With these principles in mind, the Court must decide whether the firefighters are employees under the FLSA. Courts use various tests for guidance when determining whether the totality of circumstances suggests an employer-employee relationship exists based on the objective facts surrounding service. Almost all of these tests include an examination of control and compensation, two considerations which the Court finds compelling here. However, the Court finds that there are other factors in the totality of circumstances which lead to the conclusion that the firefighters are not employees.

Tests for “Employee” Under FLSA

Various courts have attempted to clarify the imprecise definitions of “employ” and “employee.” For example, in Todaro v. The Township of Union, 27 F.Supp.2d 517 (D.N.J.1998), the court gave the term “employment” its ordinary meaning: “physical or mental exertion (whether burdensome or not) controlled or required by the employer and pursued necessarily and primarily for the benefit of the employer and his business.” Todaro, 27 F.Supp.2d at 533 (citing Tennessee Coal, Iron & R. Co. v. Muscoda Local No. 123, 321 U.S. 590, 597, 64 S.Ct. 698, 88 L.Ed. 949 (1944)).

Volunteers who receive no compensation are easy to distinguish from employees. The more difficult situation is the so-called volunteer who gets some form of monetary payment or benefit, in addition to the satisfaction that comes with volunteering. This “enhanced” volunteer straddles the line between a traditional volunteer and an employee. Congress has provided little guidance in determining their status. See generally5 U.S.C. § 8101(1)(B) [which includes individuals who are unpaid, or paid only nominal amounts, as employees].

Courts historically rely on four different tests to determine whether a person is an employee: (1) common law agency law (determining whether or not the traditional master/servant relationship exists, thus indicating an employer/employee relationship), (2) primary purpose (whether the relationship between the prospective employee/employer is primarily an economic one, or primarily something else, such as education or charity), (3) economic reality (various, but often six enumerated, elements to indicate whether the prospective employee is economically dependent on the employer, thus granting an employee/employer relationship), and (4) a hybrid of common law and economic reality. See generally Nationwide Mut. Ins. Co. v. Darden, 503 U.S. 318, 322–28, 112 S.Ct. 1344, 117 L.Ed.2d 581 (1992), Creative Non–Violence v. Reid, 490 U.S. 730, 751–52, 109 S.Ct. 2166, 104 L.Ed.2d 811 (1989) [both discussing the use of common law agency as it relates to employee relationships]; N.L.R.B. v. Hearst Publications, 322 U.S. 111, 123–32, 64 S.Ct. 851, 88 L.Ed. 1170 (1944), overruled by Nationwide Mut. Ins. Co. supra, Brown University, 342 N.L.R.B. 483, 495–500 (2004) [both discussing, inter alia, the primary purpose test as an alternative to common law agency as it relates to employee relationships]; Tony and Susan Alamo Foundation, 471 U.S at 299–303, 105 S.Ct. 1953,Donovan v. Brandel, 736 F.2d 1114 (6th Cir.1984) [both discussing the economic reality test as it relates to employee relationships]; E.E.O.C. v. Zippo Manufacturing Co., 713 F.2d 32, 35–39 (3d Cir.1983), Deal v. State Farm County Mutual Insurance Co. of Texas, 5 F.3d 117 (5th Cir.1993) [both discussing hybrid tests as it relates to employee relationships].
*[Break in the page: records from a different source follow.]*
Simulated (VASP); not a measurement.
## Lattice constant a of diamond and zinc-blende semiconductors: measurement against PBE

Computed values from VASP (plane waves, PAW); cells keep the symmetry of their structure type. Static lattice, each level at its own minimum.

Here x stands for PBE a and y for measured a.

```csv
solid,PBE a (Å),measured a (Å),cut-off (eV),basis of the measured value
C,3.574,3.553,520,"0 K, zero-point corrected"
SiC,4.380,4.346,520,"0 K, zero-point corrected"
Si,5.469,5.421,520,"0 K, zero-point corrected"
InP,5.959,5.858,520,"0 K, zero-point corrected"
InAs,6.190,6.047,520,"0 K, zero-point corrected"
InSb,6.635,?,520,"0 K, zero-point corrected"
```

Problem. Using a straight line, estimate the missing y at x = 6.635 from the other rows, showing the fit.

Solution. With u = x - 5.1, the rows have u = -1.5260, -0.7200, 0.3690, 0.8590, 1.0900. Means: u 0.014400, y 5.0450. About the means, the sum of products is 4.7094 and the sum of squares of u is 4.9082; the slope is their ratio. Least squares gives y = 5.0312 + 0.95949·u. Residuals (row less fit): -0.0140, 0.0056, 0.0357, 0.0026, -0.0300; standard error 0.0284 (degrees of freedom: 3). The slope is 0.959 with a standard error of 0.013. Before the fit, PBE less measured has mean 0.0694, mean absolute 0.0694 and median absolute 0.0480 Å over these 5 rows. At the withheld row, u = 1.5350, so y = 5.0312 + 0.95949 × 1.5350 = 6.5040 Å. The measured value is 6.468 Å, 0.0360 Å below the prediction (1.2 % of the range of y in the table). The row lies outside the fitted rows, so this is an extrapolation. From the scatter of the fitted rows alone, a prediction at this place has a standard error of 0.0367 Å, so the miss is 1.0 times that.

The use of these tests varies from jurisdiction to jurisdiction, and is predominantly used to distinguish employees from independent contractors. Nonetheless, these tests are useful and provide insight into whether the firefighters are employees, traditional volunteers, enhanced volunteers, or something else altogether. These tests are informative only; as discussed supra, the Court must examine the totality of the particular circumstances at hand. Cleveland, 388 F.3d at 528.

While each test has its own set of factors, a common strand runs through them: control. This factor best informs the Court's decision that the firefighters are not employees. And, Plaintiff presents no evidence showing that the firefighters are controlled by the Gibraltar City Council. This fact, coupled with others discussed infra, leads the Court to only one conclusion—the firefighters are not employees.

Control

The lack of control by the Defendant over these firefighters is significant. The Plaintiff fails to show that the Defendant maintains any control over these firefighters; such control is the essence of the common law master/servant relationship associated with employment. See Nationwide Mut. Ins. Co. v. Darden, 503 U.S. 318, 323–24, 112 S.Ct. 1344, 117 L.Ed.2d 581 (1992). Lack of control is illustrated by this undisputed fact: the firefighters are not required to report when the City calls them to respond to a fire emergency. A fire can be raging in Gibraltar, like the Tara Plantation in Gone with the Wind, and these firefighters would have absolutely no duty to show up, even if they were sitting in a restaurant a block away. Further, firefighters do not suffer any disciplinary measures if they do not respond when called. In fact, the only evidence of when a firefighter loses his ability to be a volunteer is if he does not meet government-mandated training requirements.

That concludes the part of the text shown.